Good question. Here are a few things that tripped me up:

1) An easy way to call differing functions based on the data type of an argument (polymorphism). Ruby has a nice approach as shown here (see the section marked 'Duck Typing'): http://www.ibm.com/developerworks/java/library/j-ruby/

2) I spent a while chasing a bug in an 'if' statement because I neglected to surround multiple statements with a 'do' statement.

3) It wasn't obvious to me how to build a bitmap array. I naively created an array filled with zeros for each scanline. I would then push this scanline onto another var. But it turned out all of the scanlines pushed this way were pointing to the same scanline. This was a problem until I found out how to copy a var in Arc (use copy!).

4) It's not clear to me how you modularize code, so everything is in one file.
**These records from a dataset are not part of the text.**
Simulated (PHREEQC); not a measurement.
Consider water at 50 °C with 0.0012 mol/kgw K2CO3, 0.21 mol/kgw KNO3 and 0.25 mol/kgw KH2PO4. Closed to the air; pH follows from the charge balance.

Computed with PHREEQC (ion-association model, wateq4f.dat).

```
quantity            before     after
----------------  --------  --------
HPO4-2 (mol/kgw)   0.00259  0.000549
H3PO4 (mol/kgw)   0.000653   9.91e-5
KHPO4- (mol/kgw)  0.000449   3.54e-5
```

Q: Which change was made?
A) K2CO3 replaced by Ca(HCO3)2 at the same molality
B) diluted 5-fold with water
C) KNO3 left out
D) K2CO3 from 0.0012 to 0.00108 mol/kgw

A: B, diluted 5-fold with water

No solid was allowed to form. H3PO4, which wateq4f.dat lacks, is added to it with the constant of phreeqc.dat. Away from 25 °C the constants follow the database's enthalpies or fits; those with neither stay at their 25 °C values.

5) Coding style. I have none when it comes to Arc, and there are few examples. For example, I didn't realize that an Arc convention is to append an asterisk to global variables (This follows the Lisp convention I think).

6) Spent time figuring out how to make my vector operations take list arguments without quotes (This was my initiation into the world of macros). Then realized that this was not necessary since these functions would have variables passed in arguments, not literal lists.

7) Errors were not specific (understatement).

8) No raw file output, or low level bit operators. So I added these to the base language.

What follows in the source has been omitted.